President Barack Obama called on Republican and Democratic Congressional leaders on Tuesday to “act like grown-ups” and put aside their differences on a six-month spending bill.
In an impromptu news conference at the White House, Obama bluntly criticized the pace of talks and argued it is up to himself, Speaker John Boehner and Senate Majority Leader Harry Reid (D-Nev.) to quickly come to terms on a bill to avoid a government shutdown.
“There are some things that we can’t control. We can’t control earthquakes, we can’t control tsunamis, we can’t control uprisings on the other side of the world. What we can control is our capacity to have a reasoned, fair conversation between the parties and get the business of the American people done,” Obama said.
“And that’s what I expect,” he added.
Obama also rejected a one-week stopgap spending measure being pushed by House Republicans, saying he would only support a two- or three-day extension to allow negotiators to finish their work.
“We are now at the point where there’s no excuse to extend this further. If over the next 24 to 48 hours a deal is done and we just can’t get the paperwork through Congress quick enough, and they want to do a clean extension for two or three days in order to go ahead and complete a deal, then that’s something that we could support,” Obama told reporters.
“But what we’re not going to do is to once again put off something that should have gotten done several months ago.”
Boehner, who introduced the one-week bill late Monday, declined at his own news conference Tuesday to say whether he would support a shorter extension. “We will continue to assess where we are in the next few hours and next few days,” he said.
Boehner also issued his most emphatic rejection of a proposed six-month bill that would cut $33 billion in spending. Although negotiations have been based for days on a top-line reduction of $33 billion, the Ohio Republican ruled that level out Tuesday.
Democrats “like to insist that $33 billion is their top number and to use smoke and mirrors to get there. That is not acceptable to our members,” Boehner said.

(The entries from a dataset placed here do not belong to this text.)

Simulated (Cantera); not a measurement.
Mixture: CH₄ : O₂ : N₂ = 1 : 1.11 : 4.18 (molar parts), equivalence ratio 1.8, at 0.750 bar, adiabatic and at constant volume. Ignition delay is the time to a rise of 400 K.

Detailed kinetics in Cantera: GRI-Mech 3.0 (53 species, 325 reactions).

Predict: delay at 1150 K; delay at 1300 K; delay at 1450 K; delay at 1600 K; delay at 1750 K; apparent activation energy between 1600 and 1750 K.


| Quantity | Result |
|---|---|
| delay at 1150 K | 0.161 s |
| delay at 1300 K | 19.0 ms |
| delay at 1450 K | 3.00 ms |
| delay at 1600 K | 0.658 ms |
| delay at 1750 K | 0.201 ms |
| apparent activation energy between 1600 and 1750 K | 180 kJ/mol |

Additionally, Boehner acknowledged that including a host of controversial policy riders in the final spending bill is as important to Republicans as is cutting spending. The riders were included in a House-passed spending bill that included $61 billion in cuts. That measure stalled in the Senate.
Reid rejected Boehner’s one-week proposal Tuesday.
“It’s really time to get the job done. Republicans need to stop clinging to a bill that has already been defeated in the Senate. That bill is a non-starter. They have trouble divorcing themselves from that ideologically driven H.R. 1. They’re having a lot of trouble doing that. But we know the bill is awful,” Reid said.